Dataset Exploration¶

Introduction¶

In an ideal world, we will have all of the data we want with all of the desirable properties (no missing values, no errors, standard formats, and so on). However, that is hardly ever true - and we have to work with using our datasets to answer questions of interest as intelligently as possible.

In this notebook, we will explore our datasets to answer some questions of interest.

Learning Objectives¶

This notebook will give you the opportunity to spend some hands-on time with the data.

This notebook will take you around the different ways you can analyze your data. This involves looking at basic metrics in the larger dataset, taking a random sample, creating derived variables, making sense of the missing values, and so on.

This will be done using both SQL and pandas in Python. The sqlite3 Python package will give you the opportunity to interact with the database using SQL to pull data into Python. Some additional manipulations will be handled by Pandas in Python (by converting your datasets into dataframes).

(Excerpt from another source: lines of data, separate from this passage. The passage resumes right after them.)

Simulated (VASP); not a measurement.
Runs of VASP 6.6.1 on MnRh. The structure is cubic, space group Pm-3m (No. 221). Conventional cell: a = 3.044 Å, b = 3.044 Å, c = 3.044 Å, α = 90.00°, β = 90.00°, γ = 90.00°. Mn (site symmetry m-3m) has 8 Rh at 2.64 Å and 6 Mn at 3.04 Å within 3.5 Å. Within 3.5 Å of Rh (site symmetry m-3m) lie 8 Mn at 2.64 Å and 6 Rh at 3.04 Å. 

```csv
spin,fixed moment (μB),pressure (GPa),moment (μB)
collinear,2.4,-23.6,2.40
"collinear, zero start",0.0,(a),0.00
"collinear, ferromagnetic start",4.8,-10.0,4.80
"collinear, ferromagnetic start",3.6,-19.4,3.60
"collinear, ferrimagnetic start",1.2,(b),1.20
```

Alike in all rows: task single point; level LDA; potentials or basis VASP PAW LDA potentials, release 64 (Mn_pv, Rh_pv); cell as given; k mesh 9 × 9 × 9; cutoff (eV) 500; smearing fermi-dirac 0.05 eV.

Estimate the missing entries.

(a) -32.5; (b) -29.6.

This notebook will provide an introduction and examples for:

How to create new tables from the larger tables in database (sometimes called the "analytical frame")
How to explore different variables of interest
How to explore aggregate metrics
How to handle missing values
How to join newly created tables

Methods¶

We will be using the sqlite3 Python package to access tables in our database - SQLite3.

To read the results of our queries, we will be using the pandas Python package, which has the ability to read tabular data from SQL queries into a pandas DataFrame object. Within pandas, we will use various commands to:

Create statistical summaries
Create subsets of the data

Within SQL, we will use various queries to:

select data subsets
Sum over groups
create new tables
Count distinct values of desired variables
Order data by chosen variables

Python Setup¶

In Python, we import packages. The import command allows us to use libraries created by others in our own work by "importing" them. You can think of importing a library as opening up a toolbox and pulling out a specific tool. Among the most famous Python packages:

numpy is short for "numerical Python". numpy is a lynchpin in Python's scientific computing stack. Its strengths include a powerful N-dimensional array object, and a large suite of functions for doing numerical computing.
pandas is a library in Python for data analysis that uses the DataFrame object (modeled after R DataFrames, for those familiar with that language) which is similiar to a spreedsheet but allows you to do your analysis programaticaly rather than the point-and-click of Excel. It is a lynchpin of the PyData stack and is built on top of numpy.
sqlite3 is a library that helps us connect to an sqlite3 database.

In [1]:

# pandas-related imports
import pandas as pd

# database interaction imports
import sqlite3

# Graphing
import matplotlib as mpl
import seaborn as sns
%matplotlib inline 

When in doubt, use shift + tab to read the documentation of a method.

The help() function provides information on what you can do with a function.

In [2]:

# for example
help(sqlite3.connect)

Help on built-in function connect in module _sqlite3:

connect(...)
    connect(database[, timeout, detect_types, isolation_level,
            check_same_thread, factory, cached_statements, uri])
    
    Opens a connection to the SQLite database file *database*. You can use
    ":memory:" to open a database connection to a database that resides in
    RAM instead of on disk.

Load the Data¶

We can execute SQL queries using Python to get the best of both worlds. For example, Python - and pandas in particular - make it much easier to calculate descriptive statistics of the data. Additionally, as we will see in the Data Visualization exercises, it is relatively easy to create data visualizations using Python.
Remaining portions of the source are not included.